Democrats in the room said they interpreted that remark, in part, as a shot at Rep. Mark Pocan of Wisconsin and co-chair of the Congressional Progressive Caucus, who called moderate Democrats members of the “Child Abuse Caucus” in a tweet over their support for the Senate’s version of the emergency humanitarian package.
But a Pelosi spokesman said the speaker’s comments were about the use of Twitter in general and not targeted at any individual member.
Pocan, who was not in the meeting, said Pelosi personally phoned him later Wednesday afternoon to apologize that it had been seen that way.
“She didn’t even know about my tweet, and she wasn’t referring to it,” Pocan said. “She’s not a shy individual. If she wants to tell you something, she’ll tell you. She actually called to say just the opposite.”
Speaking behind closed-doors Wednesday morning, Pelosi also gave an emphatic defense of the moderates in the caucus, according to multiple sources, telling the room that they’re critical to holding the House majority. Pelosi told Democrats not to make the Blue Dog Coalition their targets, but criticize her publicly if they need to go after someone.
“I’m here to help the children when it’s easy and when it’s hard. Some of you are here to make a beautiful pâté but we’re making sausage most of the time,” Pelosi told the caucus.
The California Democrat added that when her members target her, it helps fundraising, eliciting a big laugh inside the room.
“We are a family, and every family has its moments,” the speaker said.
Pelosi also indirectly criticized Ocasio-Cortez’s chief of staff, according to Democrats in the room, as she told members to tell their staffers to “think twice” before they tweet.
Saikat Chakrabarti, Ocasio-Cortez’s chief of staff, went after Pelosi in a series of tweets over the weekend, criticizing everything from her comments on the squad to her stance against impeachment. Chakrabarti also tweeted scathing criticism of the Blue Dogs, calling them the “New Southern Democrats.”
“They certainly seem hell bent to do black and brown people today what the old Southern Democrats did in the 40s,” Chakrabarti wrote on Twitter before deleting the post.
Her remarks also come after Pelosi dismissed Ocasio-Cortez and the other members of the progressive “squad” in an interview with The New York Times over the weekend.

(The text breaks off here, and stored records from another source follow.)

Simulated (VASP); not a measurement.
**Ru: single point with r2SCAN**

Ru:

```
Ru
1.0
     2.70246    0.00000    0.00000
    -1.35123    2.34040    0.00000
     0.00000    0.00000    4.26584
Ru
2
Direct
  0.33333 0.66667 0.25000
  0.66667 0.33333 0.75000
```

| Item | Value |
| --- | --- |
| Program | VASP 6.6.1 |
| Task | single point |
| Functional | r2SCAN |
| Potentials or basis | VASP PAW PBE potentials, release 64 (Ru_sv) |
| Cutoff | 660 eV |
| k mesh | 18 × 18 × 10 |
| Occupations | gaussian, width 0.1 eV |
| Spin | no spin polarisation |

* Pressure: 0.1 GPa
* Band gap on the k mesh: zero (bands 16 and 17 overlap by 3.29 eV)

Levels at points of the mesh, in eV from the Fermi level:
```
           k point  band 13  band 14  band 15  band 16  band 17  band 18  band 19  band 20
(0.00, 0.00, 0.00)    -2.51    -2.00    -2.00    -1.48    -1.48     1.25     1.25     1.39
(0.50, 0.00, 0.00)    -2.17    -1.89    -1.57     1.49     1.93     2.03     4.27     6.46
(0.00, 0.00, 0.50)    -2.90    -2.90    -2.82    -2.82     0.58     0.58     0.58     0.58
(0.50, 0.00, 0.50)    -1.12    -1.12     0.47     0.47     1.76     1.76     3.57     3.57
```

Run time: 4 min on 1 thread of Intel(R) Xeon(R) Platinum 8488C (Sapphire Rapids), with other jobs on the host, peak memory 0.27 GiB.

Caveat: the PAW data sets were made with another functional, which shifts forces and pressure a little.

Pelosi questioned the group’s actual influence, given that its members were the only four Democrats who opposed the House’s original humanitarian package. Ocasio-Cortez and the other progressives — Reps. Rashida Tlaib of Michigan, Ilhan Omar of Minnesota and Ayanna Pressley of Massachusetts — quickly fired back, criticizing Pelosi’s remarks in a series of tweets.
Ocasio-Cortez didn’t address Pelosi’s speech as she left the caucus meeting, instead talking about the annual defense authorization bill that will be on the House floor this week.
But Omar defended her allies, saying she and other Democrats can vote however they want.
“I hope that leadership understands their role and understands what our role is,” Omar said.
Some of the moderates who felt targeted by Pocan’s tweet also spoke up in the caucus meeting, including Rep. Abigail Spanberger of Virginia, who belongs to the Problem Solvers Caucus that Pocan derided as child abusers.
As a former federal law enforcement agent who focused on child trafficking, Spanberger said she was horrified that a fellow Democrat would compare members of his own party to child abusers, according to multiple people in the room.
Speaking to reporters later Wednesday, Pocan did not back away from his criticism of the bipartisan Problem Solvers Caucus, which had taken credit for helping scrap the House’s more liberal version of a humanitarian border package last month.
“I know there are some people in the Problem Solvers Caucus that feel a little stung, because they got yelled at last weekend by constituents,” Pocan said, referring to recent town hall meetings held by moderates in their districts. “I understand why they’re upset, but they should be upset, because they got in trouble last week.”
Pelosi’s speech is part of an effort by Democratic leaders to knit the party back together after the bitter border funding fight last month.
Shortly before the July Fourth recess, moderate Democrats moved to block further consideration of the House border bill — which had additional protections for migrant children — after it became clear the GOP-controlled Senate would not take it up.
Pelosi bowed to centrists and Senate Majority Leader Mitch McConnell (R-Ky.), agreeing to put the Senate bill on the floor and leaving progressives fuming.
House Majority Leader Steny Hoyer (D-Md.) also delivered a forceful speech on Wednesday preaching unity within the caucus and urging members to speak directly with each other rather than publicly — a sentiment that some lawmakers privately mused could also have been directed at Pelosi after her critique of the caucus’ freshman firebrands.
“If we have problems with each other, we ought to address each other,” Rep. John Yarmuth (D-Ky.) said of Hoyer’s message.
After Pelosi and Hoyer’s remarks, another moderate, Rep. Henry Cuellar (D-Texas), spoke up to complain that lawmakers shouldn’t attack each other unless they’re paying party dues.
“If somebody has a problem, pay your dues before you start attacking other Democrats,” according to a source in the room.
Some progressive members had privately discussed not paying dues to the caucus’ fundraising arm earlier this year after officials announced contentious new policies that made it tougher for primary challengers to attract talented consultants.
“One big happy family,” said Rep. Max Rose of New York as he left the meeting.
“We cannot allow this to devolve into a reality TV show,” added Rose, who confronted Pocan on the floor last month. “This is not high school.”